May 7 (Bloomberg) -- Commerzbank AG, Germany’s second-biggest bank, reported first-quarter profit that missed analysts’ estimates as net interest income dropped. The shares fell to the lowest level in seven weeks.
Net income was 200 million euros ($279 million) compared with a 98 million-euro loss a year earlier, when the bank booked a charge for restructuring, according to a statement on its website today. The average of eight analyst estimates compiled by Bloomberg was for a 227.1 million-euro profit.
“A mixed set of numbers, but disappointing in quality, given the revenue miss,” Citigroup analysts including Andrew Coombs and Nicholas Herman said in an e-mailed report.
Chief Executive Officer Martin Blessing is investing in lending to German consumers and companies while winding down soured shipping and real estate loans. Commerzbank’s finances face added scrutiny as the European Central Bank reviews the assets of the euro area’s biggest banks and conducts stress tests before taking over as their supervisor in November.

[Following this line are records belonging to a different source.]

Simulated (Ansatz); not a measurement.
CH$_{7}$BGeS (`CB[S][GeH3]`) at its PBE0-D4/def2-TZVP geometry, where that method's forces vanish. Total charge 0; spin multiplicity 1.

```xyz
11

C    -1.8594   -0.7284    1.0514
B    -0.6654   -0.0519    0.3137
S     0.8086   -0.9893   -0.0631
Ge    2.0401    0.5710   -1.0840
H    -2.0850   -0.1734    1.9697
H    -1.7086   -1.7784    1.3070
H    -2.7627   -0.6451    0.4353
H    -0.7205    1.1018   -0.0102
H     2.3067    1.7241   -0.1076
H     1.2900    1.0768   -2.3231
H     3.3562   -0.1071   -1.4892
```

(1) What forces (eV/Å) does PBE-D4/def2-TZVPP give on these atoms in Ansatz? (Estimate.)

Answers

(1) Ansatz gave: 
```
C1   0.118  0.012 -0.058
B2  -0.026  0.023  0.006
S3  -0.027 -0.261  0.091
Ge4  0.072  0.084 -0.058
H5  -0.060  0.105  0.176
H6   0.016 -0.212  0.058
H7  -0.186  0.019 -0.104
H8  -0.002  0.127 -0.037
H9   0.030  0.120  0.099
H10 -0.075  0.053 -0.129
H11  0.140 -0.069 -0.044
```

Net interest income, or revenue from loans minus payments on deposits, fell to 1.13 billion euros in the first quarter from 1.36 billion euros a year earlier.
Commerzbank’s shares dropped as much as 4.2 percent in Frankfurt trading to the lowest level since March 14. They fell 3.3 percent to 12.19 euros at 9:31 a.m., valuing the company at 13.9 billion euros. The stock has more than doubled in value since reaching a record intraday low on July 4 last year of 5.56 euros, after the bank carried out a fifth capital increase in four years last May.
Operating profit was 324 million euros, falling from 464 million euros in the first quarter of last year. That beat the 314 million-euro average estimate of eight analysts.
“Commerzbank’s revenue is under pressure but the lack of restructuring charges boosted profit this quarter,” Ronny Rehn, an analyst with Keefe, Bruyette & Woods who has a market perform recommendation on the stock, said by phone from London. “They’re still a massive restructuring case and the real focus is on their balance sheet and capital.”
The company posted a loss in the first quarter of 2013 after taking a 493 million-euro charge for restructuring such as shedding employees. The bank is targeting 5,200 job reductions by 2016, it said in June last year.
The non-core assets unit, where Commerzbank bundled public and commercial real estate and ship financing as part of a government rescue in 2009, had an operating loss of 172 million euros compared with a loss of 86 million euros in the first quarter of 2013.
The company is selling off or winding down the assets, which include shipping and commercial real estate loans and sovereign and municipal debt, to comply with the conditions of the 18.2 billion-euro bailout.
In February, Commerzbank said it plans to shrink the assets faster than expected, to about 75 billion euros by the end of 2016 after previously targeting less than 90 billion euros.
The size of the unit was reduced to 102 billion euros in the first quarter from 116 billion euros at the end of last year, Commerzbank said today.
The reduction included 9 billion euros of public finance assets, debt which will mostly mature before 2016, the bank said. The securities and bonds were “largely made up of high-grade securities,” Blessing said in the statement.
“The environment - low interest rates and an investor appetite for yield - is great for reducing assets,” Christian Hamann, an analyst at Hamburger Sparkasse with a hold recommendation on Commerzbank stock, said by telephone before the earnings were published. “They’re making relatively good progress on their asset reduction goals.”
Provisions for risky loans decreased to 238 million euros from 267 million euros a year earlier. The provisions will be lower in 2014 than last year, Commerzbank said in the statement.
The core Tier 1 capital adequacy ratio was 9 percent, unchanged from the end of 2013. While Commerzbank doesn’t see “linear development” of the ratio, a goal of increasing it to more than 10 percent by 2016 remains unchanged, it said.